Ottawa ON – Here we go again; political parties will be receiving their latest handout from Elections Canada, courtesy of the Canadian taxpayer.
Our political establishment will receive roughly $6.9 million of your tax dollars divided up as follows: Conservatives $2,609,418, Liberals $1,819,999, New Democrats $1,260,002, Bloc $691,289, Greens $469,686. Keep in mind that this is only one of 3 instalments that they receive.
I have heard all the phoney arguments about this being good for democracy, but is it really? Is it any better than paying out money or grants to special interest groups to popularize their positions?

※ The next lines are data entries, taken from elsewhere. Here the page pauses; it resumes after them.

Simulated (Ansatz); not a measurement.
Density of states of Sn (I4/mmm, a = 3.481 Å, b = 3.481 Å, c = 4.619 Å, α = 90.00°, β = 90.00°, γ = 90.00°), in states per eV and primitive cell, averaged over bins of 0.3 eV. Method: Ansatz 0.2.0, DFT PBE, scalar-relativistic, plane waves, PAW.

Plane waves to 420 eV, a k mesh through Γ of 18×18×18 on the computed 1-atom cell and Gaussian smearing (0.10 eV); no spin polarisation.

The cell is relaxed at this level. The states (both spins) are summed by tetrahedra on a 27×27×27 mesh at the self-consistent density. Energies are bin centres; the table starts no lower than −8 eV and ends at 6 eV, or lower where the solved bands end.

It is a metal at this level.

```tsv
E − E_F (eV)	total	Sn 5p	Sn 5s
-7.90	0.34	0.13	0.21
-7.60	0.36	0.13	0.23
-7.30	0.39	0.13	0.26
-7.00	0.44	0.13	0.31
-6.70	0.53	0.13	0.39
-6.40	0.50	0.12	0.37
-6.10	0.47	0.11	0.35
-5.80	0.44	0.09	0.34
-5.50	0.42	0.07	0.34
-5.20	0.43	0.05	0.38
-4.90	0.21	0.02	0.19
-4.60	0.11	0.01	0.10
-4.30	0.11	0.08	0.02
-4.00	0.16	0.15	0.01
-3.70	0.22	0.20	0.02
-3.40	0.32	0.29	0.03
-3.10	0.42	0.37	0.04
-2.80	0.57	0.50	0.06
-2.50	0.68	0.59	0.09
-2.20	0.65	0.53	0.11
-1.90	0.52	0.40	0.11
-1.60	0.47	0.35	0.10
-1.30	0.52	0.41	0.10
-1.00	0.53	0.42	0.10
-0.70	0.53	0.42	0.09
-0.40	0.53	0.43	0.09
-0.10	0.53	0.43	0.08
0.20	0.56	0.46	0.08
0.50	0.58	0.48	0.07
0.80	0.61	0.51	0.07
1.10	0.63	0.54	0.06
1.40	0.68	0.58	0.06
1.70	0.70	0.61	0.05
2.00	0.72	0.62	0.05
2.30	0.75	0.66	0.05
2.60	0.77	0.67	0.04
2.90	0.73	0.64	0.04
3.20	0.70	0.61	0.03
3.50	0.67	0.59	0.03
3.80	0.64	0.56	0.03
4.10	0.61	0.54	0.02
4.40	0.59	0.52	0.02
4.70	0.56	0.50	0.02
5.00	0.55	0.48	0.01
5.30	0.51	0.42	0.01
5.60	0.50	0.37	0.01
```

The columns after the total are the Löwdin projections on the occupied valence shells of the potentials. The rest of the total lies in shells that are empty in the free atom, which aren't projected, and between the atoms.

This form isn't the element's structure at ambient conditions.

The three main parties have no excuse for needing taxpayers dollars. They have been around long enough to have established the fundraising mechanisms necessary to raise sufficient funds for their operations. If they can’t, it says more about poor organization, and more importantly poor political platforms and leadership than it does about the current law which restricts who can donate etc. If nothing else, removing the taxpayer funding will force them to streamline their operations, improve their fundraising mechanism and pay attention to issues that matter both to Canadians and their membership. To ignore that reality would mean that your fundraising would be unsuccessful and you would have to cut back your operations. You would get a pretty quick wake-up call to refocus on what mattered to Canadians and your membership
It may even force the Liberals and NDP to take a long hard look at whether or not they can continue to go along their merry way as separate parties. A shock I know, unite the left instead of unite the right for a change.
The Bloc and the Greens are in a slightly different position. I am always thrilled to know that my hard earned tax dollars are going to support the Bloc, a party that wants to destroy my country. Let them try to do it on their own dime. As this is a democracy and they are a legitimate party, let them raise funds from people who support their cause. Why should taxpayers coast to coast be assisting them with their plans?
The Green Party is relatively new on the scene. Should they receive a taxpayer hand out? No. You build a party by offering a platform and leadership that is attractive to a large number of people. You have to be more than a one issue party and attract a broad spectrum of people. There is nothing wrong with starting small, perhaps in one province and gradually expanding your reach as you build your political base. You don’t have to be an instant national party; the Bloc is proof of that.
For all those who see ending the taxpayer subsidy as the death of democracy in Canada, reduce the subsidy by a specific amount each year over a five year period. I find it hard to believe that a modern political party with all the fundraising tools available to it, couldn’t raise and extra 20% each year to replace the loss of the taxpayer subsidy. In the mean time they stand on the corner, cap in hand waiting for the taxpayer to give them a handout.